The executive management of the Rugby Association are confident the team can justify their decision to remain in the top tier of Asian rugby by winning their inaugural game tomorrow.
When the UAE were formed after the Arabian Gulf was disbanded, the Rugby Association was given the option of assuming the place of the Arabian Gulf in the Top Five competition or starting from the bottom rung of the Asian rugby ladder in Division Five.
"We obviously choose to stay in the big league," Qais Abdulla Aldhalai, the deputy general secretary of the Rugby Association, said. "Our goal is now to remain there."
The UAE usher in the new era with a game against Sri Lanka in Colombo tomorrow.
"It is a new beginning for us and a new history," Aldhalai said. "For the first time, our players will be representing a country and I'm very confident we will do well.
"The players are carrying the flag of UAE on their chest for the first time. I'm confident they will do us proud."
Ian Bremner, the chief executive, is acutely aware of the importance of tomorrow's game, especially with games against Kazakhstan, last year's runner-up, Japan, the defending champions, and Hong Kong to come.
"We must return with something from Sri Lanka," Bremner said. "If we don't win our first game, we will be running up a slope for the remaining matches.
"Lose and we will have our backs a little bit to the wall. We are playing away to Hong Kong and while we have home advantage against Kazakhstan, we lost to them last year.

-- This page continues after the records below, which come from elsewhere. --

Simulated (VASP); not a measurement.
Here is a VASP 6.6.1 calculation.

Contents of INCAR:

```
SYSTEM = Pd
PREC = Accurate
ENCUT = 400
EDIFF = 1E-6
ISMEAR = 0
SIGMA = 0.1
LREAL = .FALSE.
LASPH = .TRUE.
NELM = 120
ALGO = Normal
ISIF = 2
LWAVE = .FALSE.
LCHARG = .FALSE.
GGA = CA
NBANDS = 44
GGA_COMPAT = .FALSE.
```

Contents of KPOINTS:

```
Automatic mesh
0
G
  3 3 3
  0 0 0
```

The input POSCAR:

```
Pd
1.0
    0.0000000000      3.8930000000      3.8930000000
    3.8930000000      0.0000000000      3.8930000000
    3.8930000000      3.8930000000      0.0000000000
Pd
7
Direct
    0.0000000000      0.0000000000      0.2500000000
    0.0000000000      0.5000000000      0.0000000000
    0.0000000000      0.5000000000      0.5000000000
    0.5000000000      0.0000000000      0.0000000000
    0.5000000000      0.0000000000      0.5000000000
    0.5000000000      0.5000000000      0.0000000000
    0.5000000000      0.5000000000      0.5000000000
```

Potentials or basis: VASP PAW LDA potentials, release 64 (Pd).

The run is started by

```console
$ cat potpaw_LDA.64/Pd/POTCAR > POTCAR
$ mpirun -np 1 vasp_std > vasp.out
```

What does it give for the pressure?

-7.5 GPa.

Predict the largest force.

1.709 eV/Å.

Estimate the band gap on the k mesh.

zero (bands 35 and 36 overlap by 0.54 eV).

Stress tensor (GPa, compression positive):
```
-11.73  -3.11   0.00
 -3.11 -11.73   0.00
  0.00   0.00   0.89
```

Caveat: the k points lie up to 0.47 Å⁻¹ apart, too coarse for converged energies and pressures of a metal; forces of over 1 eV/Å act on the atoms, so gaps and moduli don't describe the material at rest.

"Our best chance of staying in the Top Five next season will be to beat the new boys in the big league - Sri Lanka."
Sri Lanka, promoted after winning Division One last season, also admit that their best chance of registering a victory will be in their opening match.
"We realise the importance of this game," Ellis Meachen, their New Zealand-based coach, said. "Our aim this year is to make certain we are not relegated back into Division One next season."
Meachen, who was brought in to coach the side three months ago, says his biggest problem is the lack of match practice for the team with rugby being off-season in Sri Lanka right now.
Captained by Sean Wijesinghe, the Kandy flanker, Sri Lanka's goal will be made slightly easier by raising the curtain on the tournament at home in Colombo, and by the fact that they will host three matches this year as the final game against the Japanese has been moved from Tokyo to the Ceylonese Rugby & Football Club in Colombo because of the devastating earthquake and tsunami in Japan.
Bruce Birtwistle, the UAE coach, has benefited from being able to work with his player since January and he has needed that time to gel the squad as only five players have been retained from last year's Arabian Gulf XV which finished fourth in the competition with wins over Hong Kong and South Korea.
"We used to be able to draw players from Bahrain, Oman and Qatar in the past, but no more," Birtwistle said.
"We have also lost players who have left the region like Jonny MacDonald who has joined Scotland and played at the Hong Kong Sevens and Adelaide Sevens. His loss is huge.
"We have a reasonable forward pack but the backs are inexperienced. But if we play to our potential we will be a difficult team to handle."
For the future of the game in the country, the chief executive certainly hopes so.
"It is vital to stay in the Top Five for the sake of continuity and sustainability," Bremner said.
"We have to show our fans that the UAE can take over from the Arabian Gulf and be a team they can support."
The portents do not augur well for the UAE, who lost a warm-up game with Morocco, 13-0, in Casablanca.
"A few poor refereeing decisions went against us and it created some frustrations for the players," Birtwistle said.
"We also had five players who were playing international rugby for the first time."